In other words. Sargon arguably ‘argued’ in this iconography that both Zababa/Ilaba of Kish/Akkad and Inanna/Ishtar of Urur/ Akkad had transferred their patronage from Lugalzagesi to Sargon (like Enlil, who had received the captured Lugalzagesi as ‘booty’ and given Ilaba his mace).


Left: sketch of the relief above, taken from Lorenzo Nigro (referenced below, Figure 1, at p. 86)
Right: sketch of a relief on the so-called ‘Stele of the Vultures’ of Eanatum, ensi of Lagash
Drawing by Elizabeth Simpson: taken from Irene Winter (referenced below, Figure 3, at p. 13)
Lorenzo Nigro (referenced below, at pp. 85-6) pointed out that the iconography of these reliefs on Sargon’s stele essentially the same as that of one of the reliefs on the so-called ‘Stele of the Vultures’ (see the sketch on the right above), which is relates to a victory of Eanatum, ensi of Lagash over his neighbour at Umma (see Sébastien Rey, referenced below, 2024, at pp. 243-58 for a recent detailed study of this stele):
in Eanatum’s relief, Ningirsu, the city-god of Lagash holds a net covering prisoners of war from Umma and uses a mace to club the protruding head of one of them (presumably the most senior); and
in Sargon’s relief, Sargon holds a net covering prisoners of war from Uruk and uses a mace (the mace of Ilaba?) to club the protruding head of Lugalzagesi; and
However, he is arguably described as the overlord of King Ur-Zababa of Kish in the so-called ‘Sumerian Sargon Legend’, which is known from two surviving fragmentary tablets (one from Uruk and the other from Nippur) that were published in 1983 by Jerrold Cooper and Wolfgang Heimpel (referenced below: see also the on-line translation by ETCSL). As these authors noted, this text survives in three segments (labelled as segments A-C in ETCSL):
✴‘segment A’ (on the obverse of the Uruk fragment) contains the beginning of the surviving text;
✴‘segment B’ (on the Nippur fragment) contains the central part of the legend; and
✴‘segment C’ (on the reverse of the Uruk fragment) contains all that we know about its ending.

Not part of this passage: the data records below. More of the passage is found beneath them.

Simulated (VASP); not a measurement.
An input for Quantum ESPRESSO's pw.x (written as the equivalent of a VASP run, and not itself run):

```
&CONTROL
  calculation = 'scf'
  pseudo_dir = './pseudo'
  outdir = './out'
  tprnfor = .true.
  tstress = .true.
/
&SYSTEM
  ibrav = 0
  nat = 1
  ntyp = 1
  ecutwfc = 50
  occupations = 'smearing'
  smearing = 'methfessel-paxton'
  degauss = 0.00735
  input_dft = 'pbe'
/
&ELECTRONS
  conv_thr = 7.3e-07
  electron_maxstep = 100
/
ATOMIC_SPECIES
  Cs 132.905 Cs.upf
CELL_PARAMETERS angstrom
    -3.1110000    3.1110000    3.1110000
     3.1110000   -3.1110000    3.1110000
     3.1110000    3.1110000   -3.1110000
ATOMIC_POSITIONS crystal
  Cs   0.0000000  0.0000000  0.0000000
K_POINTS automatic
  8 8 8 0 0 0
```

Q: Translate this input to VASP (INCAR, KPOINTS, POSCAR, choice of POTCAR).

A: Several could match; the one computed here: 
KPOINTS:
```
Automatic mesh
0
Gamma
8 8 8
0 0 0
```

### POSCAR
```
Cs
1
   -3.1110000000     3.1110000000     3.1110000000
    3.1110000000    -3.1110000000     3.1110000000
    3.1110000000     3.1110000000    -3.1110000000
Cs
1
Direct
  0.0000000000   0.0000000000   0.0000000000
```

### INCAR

In this account, Sargon, who is introduced as Ur-Zababa’s cup-bearer in segment B (at line 12), inadvertently becomes the subject of Ur-Zababa’s paranoid conviction that the gods have already chosen him (Sargon) as his successor. After an unsuccessful attempt to murder Sargon at Kish:
“King Ur-Zababa despatched Sargon, the creature of the gods, to Lugalzagesi in Uruk with a message written on clay, which was about murdering Sargon”, (B: 55-6).
Although, in the text (as it now survives), the relationship between Ur-Zababa and Lugalzagesi is not explicitly defined, the nature of the interactions between them arguably suggests that Ur-Zababa was Lugalzagesi’s vassal (see, for example, Nshan Kesecker, referenced below, at p. 87). It is worth reproducing Segment C here, in order to illustrate how little we know about the events that (allegedly) followed:
“With the wife of Lugalzagesi ... She (?) ... her femininity as a shield. Lugalzagesi would not (reply) the envoy, (and said):
‘Come now! Would he step within E-ana’s (walls)’.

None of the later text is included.